Re: Army boss takes aim at bureaucracy over sidearms

Posted: Tue Mar 15, 2016 2:19 pm
by 308Mike
"Hell yeah!"

Re: Army boss takes aim at bureaucracy over sidearms

Posted: Tue Mar 15, 2016 2:56 pm
by PawPaw
Personally, I never liked the M9. On several levels I didn't like it, and caliber was the least of those levels. It is big, heavy, didn't fit the hands well, too many places for dirt to get in, un-necessarily complicated, I could go on and on.

As much as I love my 1911s, I have to say that if I were going to pick a service pistol today, it would either be one of the Glock or SW M&P models. Take your choice. I've used both during the past 10 years, and while Glock has been around longer, the M&P is every bit as fine as the Glock. Take your pick.

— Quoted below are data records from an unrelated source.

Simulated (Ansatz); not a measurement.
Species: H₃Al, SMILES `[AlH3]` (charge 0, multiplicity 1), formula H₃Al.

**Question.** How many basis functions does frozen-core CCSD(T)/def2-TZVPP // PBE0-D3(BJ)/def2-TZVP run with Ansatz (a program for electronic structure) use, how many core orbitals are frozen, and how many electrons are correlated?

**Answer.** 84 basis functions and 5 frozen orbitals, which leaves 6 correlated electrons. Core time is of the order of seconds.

But, General MIlley is right. The procurement process is a cost-laden, byzantine process that takes too long for simple systems. They argue over minuscule trivia while overlooking operational necessity. (We need them NOW).

Re: Army boss takes aim at bureaucracy over sidearms

Posted: Tue Mar 15, 2016 3:23 pm
by MarkD
PawPaw wrote:Personally, I never liked the M9. On several levels I didn't like it, and caliber was the least of those levels. It is big, heavy, didn't fit the hands well, too many places for dirt to get in, un-necessarily complicated, I could go on and on.

As much as I love my 1911s, I have to say that if I were going to pick a service pistol today, it would either be one of the Glock or SW M&P models. Take your choice. I've used both during the past 10 years, and while Glock has been around longer, the M&P is every bit as fine as the Glock. Take your pick.

But, General MIlley is right. The procurement process is a cost-laden, byzantine process that takes too long for simple systems. They argue over minuscule trivia while overlooking operational necessity. (We need them NOW).

On the topic of size, I often wondered about that. I shot a Beretta 92F (I think that's the civilian version of the M9 isn't it?) once, and found it too big for my rather large hands, I had trouble getting to everything without shifting from a proper firing grip. I wondered how people with smaller hands could handle it.

Re: Army boss takes aim at bureaucracy over sidearms

Posted: Tue Mar 15, 2016 5:51 pm
by Termite
We got the M9(92FS) in 1985 because:

#1. NATO, to standardize on 9x19mm, and..
#2. Kiss a little Italian ass, so we could station missiles in Italy.

Re: Army boss takes aim at bureaucracy over sidearms

Posted: Tue Mar 15, 2016 6:13 pm
by Langenator
If you read the whole statement, he correctly puts blame where a whole lot of it belongs - lawyers.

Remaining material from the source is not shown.